FLOYD IS FREE
|Written by Ron Borges|
|Saturday, 04 August 2012 09:10|
Floyd Mayweather, Jr. walked out of the Clark County Detention Center early Friday morning wrapped in silence. If there is one thing that is sure about his future that silence won’t last long.
Boxing’s biggest name and its highest grossing fighter served 60 days of an 90-day sentence for misdemeanor domestic battery in a 98 square foot cell that is smaller than the maid’s bathroom in his sprawling Las Vegas mansion. He was released nearly a month early for good behavior but before you make too much of that just how much trouble can a guy get into when he’s in solitary confinement?
That solitude ended the moment Mayweather walked out the door into a wall of television lights before he slipped silently behind the wheel of his blue Bentley, 20 of his nearest and dearest at his side. Sporting a Fu manchu and wearing a grey hooded sweatshirt, Mayweather looked considerably fitter than his doctor, Robert Voy, testified under oath was possible during a court hearing asking Mayweather be released immediately because he didn’t like the detention center’s water or cuisine.
Voy testified Mayweather’s career was threatened by being in jail. Las Vegas justice of the peace Melissa Saragosa said “That’s the idea’’ and let the sentence stand. Judging from a photograph Mayweather sent out via Twitter not long after he was released, Voy may have had a point. The way Mayweather looked he may turn his back on boxing to take up bodybuilding. I have no idea what was in the water at the Clark County Detention Center but where can I get some? Much has changed since Mayweather disappeared behind bars. His nemesis, Manny Pacquiao, had his welterweight title stolen from him by three blind ringside judges only miles from Mayweather’s jail cell. A young upstart hoping to challenge him, Amir Khan, was knocked cold by little known Danny Garcia, taking away from Mayweather one of his fistic options for his return to boxing.
And his dear friend 50 Cent started a promotional company called TMT (The Money Team) during his absence, a company in which Mayweather figures to play a prominent role. Although Golden Boy Promotions has represented Mayweather’s interests in his last six fights it has never had a promotional contract with him and so it seems obvious he will try to do with 50 what Evander Holyfield failed miserably at with another rapper back in the day, M.C. Hammer.
Hammer had Holyfield and still went broke in boxing. 50 has Mayweather and reportedly Mayweather has a stable of young fighters ready to be promoted by TMT that includes Yuriorkis Gamboa, Andre Dirrell, Zab Judah, Andre Berto and, most importantly, Money Mayweather himself. If Mayweather thought two months in jail was tough let him try a few months really running a promotional company. Yet his decision to go it alone is similar to what Golden Boy’s founder, Oscar De La Hoya, did when he broke away from the clutches of his long-time promoter, Bob Arum.

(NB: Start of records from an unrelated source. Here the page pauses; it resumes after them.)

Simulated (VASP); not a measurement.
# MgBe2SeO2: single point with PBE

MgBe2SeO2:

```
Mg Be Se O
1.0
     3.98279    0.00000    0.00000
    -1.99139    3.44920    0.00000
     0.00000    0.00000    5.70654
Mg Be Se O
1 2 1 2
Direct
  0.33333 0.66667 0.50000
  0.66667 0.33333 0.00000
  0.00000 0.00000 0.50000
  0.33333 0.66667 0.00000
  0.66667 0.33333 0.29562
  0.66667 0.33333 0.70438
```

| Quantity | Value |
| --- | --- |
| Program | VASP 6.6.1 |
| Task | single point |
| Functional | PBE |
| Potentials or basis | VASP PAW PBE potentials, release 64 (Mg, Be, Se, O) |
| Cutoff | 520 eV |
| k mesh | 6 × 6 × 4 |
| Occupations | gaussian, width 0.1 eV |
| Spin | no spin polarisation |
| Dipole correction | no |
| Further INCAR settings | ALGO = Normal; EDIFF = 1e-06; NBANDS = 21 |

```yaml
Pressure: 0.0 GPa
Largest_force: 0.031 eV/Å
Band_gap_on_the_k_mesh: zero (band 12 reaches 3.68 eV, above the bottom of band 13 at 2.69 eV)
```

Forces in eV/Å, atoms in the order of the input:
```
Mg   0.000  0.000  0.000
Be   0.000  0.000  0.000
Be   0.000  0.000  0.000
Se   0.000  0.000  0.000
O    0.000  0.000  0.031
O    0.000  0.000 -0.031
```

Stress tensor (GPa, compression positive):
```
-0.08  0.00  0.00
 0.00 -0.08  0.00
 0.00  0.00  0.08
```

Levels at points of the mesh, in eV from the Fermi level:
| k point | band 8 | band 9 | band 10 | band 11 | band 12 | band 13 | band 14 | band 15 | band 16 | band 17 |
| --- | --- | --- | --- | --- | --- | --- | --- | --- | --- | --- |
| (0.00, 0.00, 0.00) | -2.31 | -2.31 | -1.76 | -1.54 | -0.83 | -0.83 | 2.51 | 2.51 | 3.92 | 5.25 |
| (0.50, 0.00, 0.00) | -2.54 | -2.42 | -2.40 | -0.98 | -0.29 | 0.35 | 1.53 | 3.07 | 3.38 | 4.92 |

Arum was furious at De La Hoya and it has colored his thinking about doing business with him ever since, although it hasn’t seemed to affect De La Hoya’s business as one of boxing’s biggest promoters. Yet despite Golden Boy’s success many in boxing believe it is the reason Mayweather and Pacquiao have failed to agree to what would be the largest grossing boxing match in the sport’s history.
Whatever the truth of that, the fact Mayweather seems ready to go out on his own with a company that at the moment holds a promoter’s license only in New York (although one is pending in Las Vegas) won’t help any negotiations for a Pacquiao fight because Arum dislikes Mayweather only slightly less than he detests De La Hoya. The fact Pacquiao is now damaged goods after losing to Tim Bradley seems likely to further weaken the case for making that fight any time soon. Mayweather has yet to make known his boxing intentions. After winning a far more difficult struggle with Miguel Cotto than he anticipated, Mayweather hinted that he would fight again before the year is out but after two months behind bars he might well opt to wait until next year before resuming training.
If he does not fight again until next May, which has become a popular date for him, it would be the third time he’d taken a year off between fights. The wisdom of that remains in doubt because at 35 long layoffs can be counterproductive, especially for a counter puncher who relies on timing, speed and defense to win. Suggest that to Mayweather and he scoffs but then suggest a lot of things to Mayweather and he scoffs. It’s part of his charm.
For all the uncertainty swirling around him as he stepped into freedom for the first time in 60 days, some things remained familiar. Mayweather was still undefeated anywhere but in a court room and he was already more than $30,000 short, the price he allegedly paid to purchase an alligator handbag for his finance, Shantel Jackson. Who knew you could spend $30,000 on a handbag? And who would want to? That was only one of a number of items Mayweather bought from jail for his future bride’s birthday. Apparently the detention center’s water may have stunk but the internet service worked well.
So Money Mayweather is back on the streets. How soon before he’s back in boxing is anyone’s guess but if he keeps buying $30,000 handbags it won’t be that long.